Visual Arts Pedagogy in India – Past and Present

Part – 2: Towards New Narratives     

Pl.1. Government College of Fine Arts or Madras School of Arts (erstwhile) at Egmore, Chennai.

“The highest education is that which does not give us information but makes our life in harmony with all existence.”

– Rabindranath Tagore

The mid-19th century in India saw initiation of Visual Arts as a curriculum in academia, prompted by establishment of colonial settlements and an urgency to fulfill aesthetic necessities of the British administrators. Author Jogesh Chandra Bagal (Ref.4) mentions “there was also no clear distinction in India between the fine arts and crafts and the fine arts and mechanical arts.” Around 1839 a Mechanics Institute was founded at Calcutta, funded by local industrialists, aimed at providing technical training to young working men. Lack of funding caused it to shut down but the objective of interrelating Fine Arts with Industrial Arts was accomplished by Alexander Hunter when he established the Madras School of Art in 1850. The industrial arts section of the school was shaped in the module of the Government School of Design in Britain. In 1852 the school was overtaken by the British government and renamed as Government School of Industrial Arts. 

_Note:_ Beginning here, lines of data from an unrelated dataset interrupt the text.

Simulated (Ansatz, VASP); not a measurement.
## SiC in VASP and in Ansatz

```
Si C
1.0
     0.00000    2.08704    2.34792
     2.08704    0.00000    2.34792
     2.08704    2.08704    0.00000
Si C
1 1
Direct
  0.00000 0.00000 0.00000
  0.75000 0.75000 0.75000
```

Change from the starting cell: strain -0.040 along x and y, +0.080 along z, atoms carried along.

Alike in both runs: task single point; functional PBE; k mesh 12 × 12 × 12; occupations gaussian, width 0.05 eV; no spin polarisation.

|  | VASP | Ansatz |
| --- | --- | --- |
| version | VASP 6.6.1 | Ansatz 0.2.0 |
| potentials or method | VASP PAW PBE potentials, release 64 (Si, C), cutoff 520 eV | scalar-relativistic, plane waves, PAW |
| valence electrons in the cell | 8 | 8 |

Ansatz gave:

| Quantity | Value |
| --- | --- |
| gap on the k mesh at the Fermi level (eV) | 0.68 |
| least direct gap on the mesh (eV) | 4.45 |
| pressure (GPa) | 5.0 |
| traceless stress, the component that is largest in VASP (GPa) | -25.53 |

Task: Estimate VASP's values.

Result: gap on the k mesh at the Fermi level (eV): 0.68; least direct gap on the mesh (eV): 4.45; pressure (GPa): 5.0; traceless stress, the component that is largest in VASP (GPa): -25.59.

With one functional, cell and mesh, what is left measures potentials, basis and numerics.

The Great Exhibition of 1851 in London’s Hyde Park (Ref.2.), showcased industrial manufacturing of art from all nations. The Indian pavilion had been presented by the East India Company and generated unprecedented attention to India’s age-old craft traditions. 

Pl.2. The ‘India Pavillion’ at the Great Exhibition of 1851 in London.
Lithograph illustration from ‘Dickinson’s Comprehensive Pictures of the Great Exhibition of 1851’

Encouraged by the great enthusiasm and appreciation for the ‘India Pavillion’, the company decided to establish the School of Industrial Art in Calcutta in 1854, with the objective of “teaching the youth of all classes, industrial art based on scientific methods,” (Ref.5). The cause was supported by Zamindar Pratap Chandra Singh who donated a mansion to set up the school. Fashioned after the Art and Design Schools in Britain, the curriculum included nature and model study in European academic methods of drawing, painting, lithography printing, pottery, sculpting, wood and metal engraving. The skills were used for commercial purposes and in documenting indigenous artefacts, races and craft traditions. The skill sets were rather mechanical, and utilitarian as opposed to creative ingenuity, the objective being to “maintain, restore and improve the application of oriental art to industry and manufacture,” (Ref.4). It was more economical for the British colonizers to upgrade local personnel with vocational skills than to hire artisans from homeland. Following the Sepoy Mutiny (1857) the British Government took over the institution and renamed it as the Government School of Art. In 1864 Henry Hover Locke was appointed as principal and stressed upon a curriculum on the line of London’s South Kensington school. Locke was followed by Olinto Ghilardi, who was a mentor to Abanindranath Tagore when he was a student at the institute. The appointment of E. B. Havell as superintendent (1896) heralded a fresh perspective in the school’s academic methodology. Havell and Abanindranath strived to give precedence to Indian art forms and pedagogic model instead of the prevalent Western curriculum.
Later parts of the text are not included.